Re: [PATCH] random_normal function

From: Tom Lane <tgl(at)sss(dot)pgh(dot)pa(dot)us>
To: Dean Rasheed <dean(dot)a(dot)rasheed(at)gmail(dot)com>
Cc: Paul Ramsey <pramsey(at)cleverelephant(dot)ca>, Fabien COELHO <coelho(at)cri(dot)ensmp(dot)fr>, Michael Paquier <michael(at)paquier(dot)xyz>, Justin Pryzby <pryzby(at)telsasoft(dot)com>, pgsql-hackers(at)postgresql(dot)org
Subject: Re: [PATCH] random_normal function
Date: 2023-01-09 23:38:39
Message-ID: 67201.1673307519@sss.pgh.pa.us
Views: Raw Message | Whole Thread | Download mbox | Resend email
Thread:
Lists: pgsql-hackers

Dean Rasheed <dean(dot)a(dot)rasheed(at)gmail(dot)com> writes:
> On Mon, 9 Jan 2023 at 18:52, Tom Lane <tgl(at)sss(dot)pgh(dot)pa(dot)us> wrote:
>> (We could probably go further
>> than this, like trying to verify distribution properties. But
>> it's been too long since college statistics for me to want to
>> write such tests myself, and I'm not real sure we need them.)
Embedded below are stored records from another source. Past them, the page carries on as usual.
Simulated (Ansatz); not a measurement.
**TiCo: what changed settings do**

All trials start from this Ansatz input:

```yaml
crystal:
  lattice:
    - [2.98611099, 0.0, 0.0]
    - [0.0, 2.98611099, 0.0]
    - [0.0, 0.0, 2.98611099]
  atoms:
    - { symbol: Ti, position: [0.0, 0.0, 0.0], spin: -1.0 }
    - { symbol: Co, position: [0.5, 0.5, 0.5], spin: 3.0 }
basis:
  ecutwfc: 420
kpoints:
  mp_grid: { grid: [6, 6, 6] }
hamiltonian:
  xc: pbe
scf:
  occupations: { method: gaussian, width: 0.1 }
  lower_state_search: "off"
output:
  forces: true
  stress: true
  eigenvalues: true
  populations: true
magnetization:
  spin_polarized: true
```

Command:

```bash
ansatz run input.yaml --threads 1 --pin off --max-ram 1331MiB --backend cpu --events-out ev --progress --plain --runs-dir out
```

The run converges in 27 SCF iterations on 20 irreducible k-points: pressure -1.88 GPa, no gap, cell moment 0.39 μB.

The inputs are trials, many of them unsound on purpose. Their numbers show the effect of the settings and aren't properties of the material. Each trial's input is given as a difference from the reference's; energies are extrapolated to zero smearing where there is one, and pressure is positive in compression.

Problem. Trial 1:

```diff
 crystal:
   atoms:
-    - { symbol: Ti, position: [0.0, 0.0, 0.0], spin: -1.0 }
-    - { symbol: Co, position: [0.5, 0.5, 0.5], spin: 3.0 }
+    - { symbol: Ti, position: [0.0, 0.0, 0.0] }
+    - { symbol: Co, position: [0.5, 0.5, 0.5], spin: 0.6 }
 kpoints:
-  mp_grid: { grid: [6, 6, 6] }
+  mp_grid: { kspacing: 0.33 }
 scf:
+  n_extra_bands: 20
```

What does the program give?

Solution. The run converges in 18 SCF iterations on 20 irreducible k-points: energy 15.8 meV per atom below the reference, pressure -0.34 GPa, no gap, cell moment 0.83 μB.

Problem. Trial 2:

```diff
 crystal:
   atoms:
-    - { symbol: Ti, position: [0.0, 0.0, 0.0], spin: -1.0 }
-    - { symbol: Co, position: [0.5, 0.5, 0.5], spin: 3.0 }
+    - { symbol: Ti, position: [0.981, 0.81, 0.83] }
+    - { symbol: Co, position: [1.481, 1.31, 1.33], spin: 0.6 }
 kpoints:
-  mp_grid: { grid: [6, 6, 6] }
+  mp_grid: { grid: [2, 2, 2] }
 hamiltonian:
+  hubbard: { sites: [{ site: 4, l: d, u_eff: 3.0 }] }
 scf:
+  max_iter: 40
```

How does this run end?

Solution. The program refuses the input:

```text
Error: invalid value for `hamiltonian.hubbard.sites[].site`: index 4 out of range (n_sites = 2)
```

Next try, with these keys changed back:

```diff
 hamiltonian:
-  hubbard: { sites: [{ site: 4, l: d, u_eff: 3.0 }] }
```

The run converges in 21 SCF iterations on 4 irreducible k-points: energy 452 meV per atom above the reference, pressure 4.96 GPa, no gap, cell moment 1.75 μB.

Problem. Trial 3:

> I played around with the Kolmogorov–Smirnov test, to test random() for
> uniformity. The following passes roughly 99.9% of the time:

Ah, cool, thanks for this code.

> With a one-in-a-thousand chance of failing, if you wanted something
> with around a one-in-a-billion chance of failing, you could just try
> it 3 times:
> SELECT ks_test_uniform_random() OR
> ks_test_uniform_random() OR
> ks_test_uniform_random();
> but it feels pretty hacky, and probably not really necessary.

That seems like a good way, because I'm not satisfied with
one-in-a-thousand odds if we want to remove the "ignore" marker.
It's still plenty fast enough: on my machine, the v2 patch below
takes about 19ms, versus 22ms for the script as it stands in HEAD.

> Rigorous tests for other distributions are harder, but also probably
> not necessary if we have confidence that the underlying PRNG is
> uniform.

Agreed.

>> BTW, if this does bring the probability of failure down to the
>> one-in-a-billion range, I think we could also nuke the whole
>> "ignore:" business, simplifying pg_regress and allowing the
>> random test to be run in parallel with others.

> I didn't check the one-in-a-billion claim, but +1 for that.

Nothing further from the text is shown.